I have following problem:
I have five elements $\{a,b,c,d,e\}$. I have to form ordered group of three elements out of these five elements. at least one or both of $a$ and $b$ should appear in the group formed. Also elements can be repeated. What will be the nicer / neat / systematic way, possibly made-up but neat formula to get the desired count?
How can I come up with final count? I can guess all the possibilities that I have to consider, but I am not able to come up with nice formula to put all these possibilities together. These are the possibilities I am able to come up with:
- With $a$ included in the group, there will be $5\times 5$ groups.
- With $b$ included in the group, there will be $5\times 5$ groups.
- However out of these $5\times 5 + 5\times 5$, I need to subtract count of groups including both $a$ and $b$.
- Again I have to subtract count of groups where we have permuted among same group due to repetition of some specific element. For example {a,a,c} will be counted twice. But I should count once only.
How I do deal with last two points? Do I have to resort to manual counting?
Hint: How many sequences are there in total ?
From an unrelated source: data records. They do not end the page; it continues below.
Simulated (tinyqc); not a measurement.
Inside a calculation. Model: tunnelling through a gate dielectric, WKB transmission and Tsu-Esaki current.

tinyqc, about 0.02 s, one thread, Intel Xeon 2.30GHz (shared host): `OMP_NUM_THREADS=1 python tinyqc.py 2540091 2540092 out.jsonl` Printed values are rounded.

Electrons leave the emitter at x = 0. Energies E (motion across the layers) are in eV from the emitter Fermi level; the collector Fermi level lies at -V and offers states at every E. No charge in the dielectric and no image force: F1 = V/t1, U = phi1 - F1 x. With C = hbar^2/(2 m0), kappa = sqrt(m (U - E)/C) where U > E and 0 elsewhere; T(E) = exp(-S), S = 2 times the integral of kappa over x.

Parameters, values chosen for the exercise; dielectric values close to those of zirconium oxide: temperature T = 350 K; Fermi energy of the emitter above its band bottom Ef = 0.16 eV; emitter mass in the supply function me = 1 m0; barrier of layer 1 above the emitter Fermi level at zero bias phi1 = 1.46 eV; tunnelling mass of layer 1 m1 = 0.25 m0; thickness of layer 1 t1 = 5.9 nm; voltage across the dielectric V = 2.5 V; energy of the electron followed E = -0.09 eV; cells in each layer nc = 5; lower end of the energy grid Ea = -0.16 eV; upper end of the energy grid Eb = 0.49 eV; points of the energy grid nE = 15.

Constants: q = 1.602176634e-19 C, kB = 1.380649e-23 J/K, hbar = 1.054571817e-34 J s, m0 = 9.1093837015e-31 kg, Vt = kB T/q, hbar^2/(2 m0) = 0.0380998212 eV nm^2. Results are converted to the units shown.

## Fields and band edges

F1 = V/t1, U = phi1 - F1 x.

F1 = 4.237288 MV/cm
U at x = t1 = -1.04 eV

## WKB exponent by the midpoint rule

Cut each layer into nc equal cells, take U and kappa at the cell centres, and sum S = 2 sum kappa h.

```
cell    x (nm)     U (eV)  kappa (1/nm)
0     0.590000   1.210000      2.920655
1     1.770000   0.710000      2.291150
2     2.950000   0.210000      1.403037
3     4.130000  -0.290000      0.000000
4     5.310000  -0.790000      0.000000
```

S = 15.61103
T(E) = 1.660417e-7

How many sequences are there that do not contains both $a$ and $b$ ?
So ...
Alternatively :
The sure fire bet to get the answer is to list the $10$ possibilities and calculate their multiplicities. ($S$ = sequence upto permutation, $M$= Multiplicity , $*= c,d \text{ or } e$)
\begin{array}{l|l} S & M \\ \hline aaa & \color{blue}{1} \\ aab & \color{blue}{3} \\ abb & \color{blue}{3} \\ bbb & \color{blue}{1} \\ aa* & \color{blue}{9} \\ ab* & \color{blue}{18} \\ bb* & \color{blue}{9} \\ a** & \color{blue}{27} \\ b** & \color{blue}{27} \\ *** & 27 \\ \hline & 125 \end{array}